This was a murder mystery wherein the local doctor and amateur sleuth Gaius Petreius Ruso picks up a mysterious slave girl while investigating the suspicious deaths of several other slave girls from the local brothel and is there a connection, yadda yadda yadda…
I actually quite liked it, even though I think there were some rough patches to the writing and a bit too much trying to be clever with the coyly switching viewpoints from the author. And the mystery was a bit drawn-out for a while, then abruptly twisted in upon itself in a way that wasn't too hard to figure out (though it wasn't incredibly obvious and took a little dot-connecting).
There was something of a modern-ish flavour to the period mindset, at least from Our Hero, though not nearly as glaringly so as in Lindsay Davis' Marcus Didius Falco series, I find.
But it's her first novel and a pretty good job for all that; shame the e-book edition is riddled with noticeable and mildly distracting text errors (mostly missing or displaced punctuation and superfluous OCR hyphens rather than anything really teeth-grindingly wrong).
It was a fairly long book (over 8000 locations in the Kindle edition, though some of that was due to bonus chapter from the sequel) and the author helpfully put in a couple of historical notes about what was known about Roman Britain (not much) that she was able to use and what she more-or-less made up, which I always like to have.
Anyway, it's a freebie in several of the stores and at that price it was certainly worth my while and would have no qualms borrowing the rest of the series from the library. I just went and bought the second book in the series, Terra Incognita, which is promotionally tie-in priced at 99 cents, for 72 cents including taxes at the Kobo store with a discount coupon from the Deals forum.

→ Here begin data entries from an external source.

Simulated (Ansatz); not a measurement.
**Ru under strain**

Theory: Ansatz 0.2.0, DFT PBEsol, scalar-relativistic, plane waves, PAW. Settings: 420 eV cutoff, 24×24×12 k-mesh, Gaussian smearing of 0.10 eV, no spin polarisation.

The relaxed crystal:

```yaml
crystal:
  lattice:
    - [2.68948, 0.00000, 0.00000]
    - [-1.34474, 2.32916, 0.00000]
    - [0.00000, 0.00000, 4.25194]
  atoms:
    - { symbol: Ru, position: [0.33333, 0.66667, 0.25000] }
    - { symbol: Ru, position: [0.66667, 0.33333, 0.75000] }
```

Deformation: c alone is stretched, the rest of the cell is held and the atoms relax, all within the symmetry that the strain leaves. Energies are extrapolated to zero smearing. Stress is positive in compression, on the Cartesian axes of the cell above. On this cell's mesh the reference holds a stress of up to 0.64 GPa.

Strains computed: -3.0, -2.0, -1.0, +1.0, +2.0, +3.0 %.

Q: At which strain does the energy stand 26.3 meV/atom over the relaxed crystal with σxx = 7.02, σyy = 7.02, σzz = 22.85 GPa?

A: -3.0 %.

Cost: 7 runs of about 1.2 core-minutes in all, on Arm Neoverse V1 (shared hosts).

Let's see if it's equally typo-ridden, but for less than 3 quarters, I'm not going to begrudge the cost.
Moderate recommendation for people who like ancient Rome, ancient Britain, or historical sleuths in general. Not the best I've read, but fairly enjoyable, enough so for me to seek out the sequels if I'm not paying too much.
But it's currently freebie, so if you think you'll be even vaguely interested, pick it up while you still can.